Sunday, September 20, 2009

Political doldrums and New Books

I haven’t blogged much in the past few days because it doesn’t seem worth it anymore, at least not from the political perspective. The NDP has rolled over and become Harper’s lab-dog, the Liberals are running namby-pamby ads which will have no impact at all because it’s like fighting against a guy shooting an Uzi by dancing ballet, and Harper is just getting worse every day. Writing about politics now seems like trying to a have a rational discussion about aerodynamic while the plane is going down, interesting but superfluous.

In light of this I will just mention the books I got in the mail this week. I got a three volume edition of the Letters of the Wordsworth family edited by William Knight, published by Ginn and Company, Boston, 1907. The set is in very good condition but is discarded from the library of Occidental University so the spines are numbered with typical white numbering. It should be interesting to read many of the letters of William and Dorothy Wordsworth to some of the other great literary figures of the age. Though I am not a big fan of Wordsworth, he knew a lot of people and writes a surprisingly good letter. This is not, of course, the exhaustive collection of Wordsworth letters. The complete letters are published by Oxford I believe in a multi-volume edition and each volume can cost a couple of hundred dollars. But I am certainly not a Wordsworth expert and am more interested in the letters as background reading concerning the Romantics in general so this set will do for my purposes.

I also received six volumes of the writings of Thomas de Quincey. I already had two of these volumes but I won the set on ebay, and the two new ones are in better shape than the old ones. These published byf Ticknor & Fields of Boston and are part of a nineteen volume set of the complete works of De quincey published in the 1850s. I have never been able to figure out why a publisher like T&F, a company that was well known for their fairly good quality publications, would invest this kind of effort in publishing this multi-volume works of De Quincey. From what I have been able to determine, De Quincey was well known but hardly popular enough to warrant such an elaborate publication, particularly in the US. Interest in the Romantic poets was growing in the 1850s and De Quincey knew all of them and had written a great deal concerning them and their lives. But that would only have taken a couple of volumes, not nineteen of them. And the strange thing about this set is that it doesn’t include any of De Quincey’s correspondence.

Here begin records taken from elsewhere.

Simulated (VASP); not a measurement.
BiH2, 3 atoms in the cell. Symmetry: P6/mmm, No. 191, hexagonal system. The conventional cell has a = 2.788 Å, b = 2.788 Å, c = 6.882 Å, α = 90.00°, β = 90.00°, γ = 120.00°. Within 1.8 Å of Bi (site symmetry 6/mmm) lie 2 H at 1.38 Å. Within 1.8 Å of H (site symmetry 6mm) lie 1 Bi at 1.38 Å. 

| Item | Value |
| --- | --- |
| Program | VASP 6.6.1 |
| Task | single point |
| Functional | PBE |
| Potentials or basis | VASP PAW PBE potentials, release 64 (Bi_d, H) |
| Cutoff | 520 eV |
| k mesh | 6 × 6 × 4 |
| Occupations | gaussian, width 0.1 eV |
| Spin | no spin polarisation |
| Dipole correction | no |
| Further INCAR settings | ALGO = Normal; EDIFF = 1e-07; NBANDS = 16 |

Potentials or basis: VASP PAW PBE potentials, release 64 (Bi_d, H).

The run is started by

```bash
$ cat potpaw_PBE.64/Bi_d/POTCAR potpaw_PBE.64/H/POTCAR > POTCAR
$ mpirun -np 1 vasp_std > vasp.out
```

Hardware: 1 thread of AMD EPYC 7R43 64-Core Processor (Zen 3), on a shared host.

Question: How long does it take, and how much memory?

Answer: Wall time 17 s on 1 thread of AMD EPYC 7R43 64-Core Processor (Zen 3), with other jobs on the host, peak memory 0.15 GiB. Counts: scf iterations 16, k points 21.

De Quincey is, of course, most well known for his book Confessions of an Opium Eater which appeared in the London Magazine in serialized form in the early 1820s. This book quite needlessly exposed the addiction of Coleridge to Opium and was not a very flattering picture of the great poet. But De Quincey in general is quite an enigma and why he wrote certain things is a complete mystery to me. His prose is some of the most complicated of the whole romantic era and can be extremely difficult to read at times. Some of his work is very interesting if you can wade your way through the long digressions and get to heart of the matter. Such complex writing is best read out loud to get the true effect of the pomp of prose. I encourage people to read a biography of De Quincey because he presents such a strange and enigmatic picture that it is always interesting.